Jitter Christmas

I ran some kind of analytic on my Twitter account last month, and discovered that the three words I use most are:

  • Chicken
  • Sandwich
  • Coffee

This was not surprising, but slightly frightening, and left me worried both at how much coffee I’m drinking and how much I’m talking about it. It’s not the drinking of it that I enjoy so much as the making, but I could never make it without drinking any, since I am not a sociopath. Although not one to worry about my health, I have noticed that the more coffee I drink in the afternoon, the more likely I am to descend into a nauseous swoon around six o’clock. Lately, on being yanked from the dream-world, I’ve found that my customary rage at wakefulness disappears as soon as I remember the existence of coffee. “Ooh!” I muse. “This is the time of day when I don’t have to feel bad for drinking it!”

Apparently holidays are one of those times too. My holiday calendar starts at 10:30 on Christmas Eve, at the massive brunch that my parents have been throwing for some time now. It is the only time I ingest nog, cheese grits or apricot fried pies and, since the guest list is as static as the menu, the only time I see much of my family’s family friends. No matter how lovely the people are—and since some of them may read my blog, let me here emphasis their loveliness—making chit chat with adults requires quick feet and a sharpened wit. At 10:30 in the morning, that means a cup of coffee in between slurping down egg nog and bloody Mary’s. You know—to stay sharp.

For dinner on the 24th we go to my grandparents’ house, where a heavy meal of fillet and chocolate mousse as rich as the Tsar is followed up by what my grandmother calls, “strong Louisiana coffee.” That means its base is a cold drip concentrate, stored in an old wine bottle, diluted and reheated as needed. At the word coffee I bolted from my seat, and helped prepare it as an escape from the combination food & family coma. As I dumped coffeesludge and water into my grandmother’s copper saucepan, I realized that parties are more fun when you’re doing something, and that activity can either give you something to talk about, or a reason not to talk.

Christmas morning? Drip coffee was thrust into my hand.

Christmas lunch? My Aunt makes mounds of bacon, about two dozen scrambled eggs and great coffee to go with.

Post lunch Christmas haze? Well, we just have to experiment with our new French press, don’t we? It’s stainless steel and double-walled, which meant the coffee stayed warm for hours. Being of a scientific mind, I was compelled to check it every half hour or so. I never felt shaky and I never felt sick, but when I finally left the house my legs were ready to go.

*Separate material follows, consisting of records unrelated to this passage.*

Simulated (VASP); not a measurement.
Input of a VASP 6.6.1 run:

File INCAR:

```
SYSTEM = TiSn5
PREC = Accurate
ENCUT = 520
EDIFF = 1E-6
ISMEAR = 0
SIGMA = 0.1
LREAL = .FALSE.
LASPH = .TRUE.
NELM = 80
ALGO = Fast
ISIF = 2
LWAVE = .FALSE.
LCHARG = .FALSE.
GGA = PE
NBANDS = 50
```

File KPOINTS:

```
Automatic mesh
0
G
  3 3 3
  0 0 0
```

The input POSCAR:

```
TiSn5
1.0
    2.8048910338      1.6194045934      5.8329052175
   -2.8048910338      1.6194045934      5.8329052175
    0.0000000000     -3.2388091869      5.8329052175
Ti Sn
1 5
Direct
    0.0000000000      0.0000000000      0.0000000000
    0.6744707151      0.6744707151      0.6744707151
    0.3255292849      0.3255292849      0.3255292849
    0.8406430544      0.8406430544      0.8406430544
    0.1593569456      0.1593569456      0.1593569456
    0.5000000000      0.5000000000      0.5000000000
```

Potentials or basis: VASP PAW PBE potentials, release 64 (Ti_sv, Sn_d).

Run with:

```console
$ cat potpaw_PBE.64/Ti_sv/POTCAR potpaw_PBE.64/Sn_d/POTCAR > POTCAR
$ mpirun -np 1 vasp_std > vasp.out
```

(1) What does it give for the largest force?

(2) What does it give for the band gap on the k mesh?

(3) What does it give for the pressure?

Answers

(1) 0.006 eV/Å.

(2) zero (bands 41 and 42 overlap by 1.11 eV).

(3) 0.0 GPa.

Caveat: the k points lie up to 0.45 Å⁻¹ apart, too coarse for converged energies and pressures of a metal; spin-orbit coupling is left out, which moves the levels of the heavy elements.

In a rare departure from Christmas routine, I took them downtown to LP Field, to watch the Titans get thrashed by San Diego. It was cold and windy, so in between applying long-johns and sweater-layers, I fixed two Thermoses full of hot coffee. Under my father’s watchful eye, I warmed them first and screwed the caps on tight. I passed through security anxious that I wouldn’t be allowed to bring them in—I’d have been sweating if my pores weren’t frozen shut—but my bag was passed over, and I entered the stadium unmolested.

By the time the Chargers were up 14-3, I wanted something warm, something soothing, but reaching into my bag I found that the Thermoses were absent. In my rush to get bundled, I had forgotten to put them into my bag, and they spent the entire game keeping hot things hot on my desk in my bedroom. I cursed silently: “This couldn’t get any worse!” and then, of course, it did. Charger touchdown after Charger touchdown cascaded over me, and my belly remained unwarmed.

Crushing disappointment of a professional sports loss aside, December 24 and 25 were exactly like all the years preceding, with each uncle and strip of bacon in its proper place. The only other difference was the prodigious amount of coffee quaffed, drunk for no other reason than because it was there and it was hot. Perhaps in its own way a small rebellion, a hairline crack in an otherwise unbreakable routine. The holidays are fun without being surprising, and a mild stimulant, when substituted for the mystery and wonder of childhood, works as well as anything else.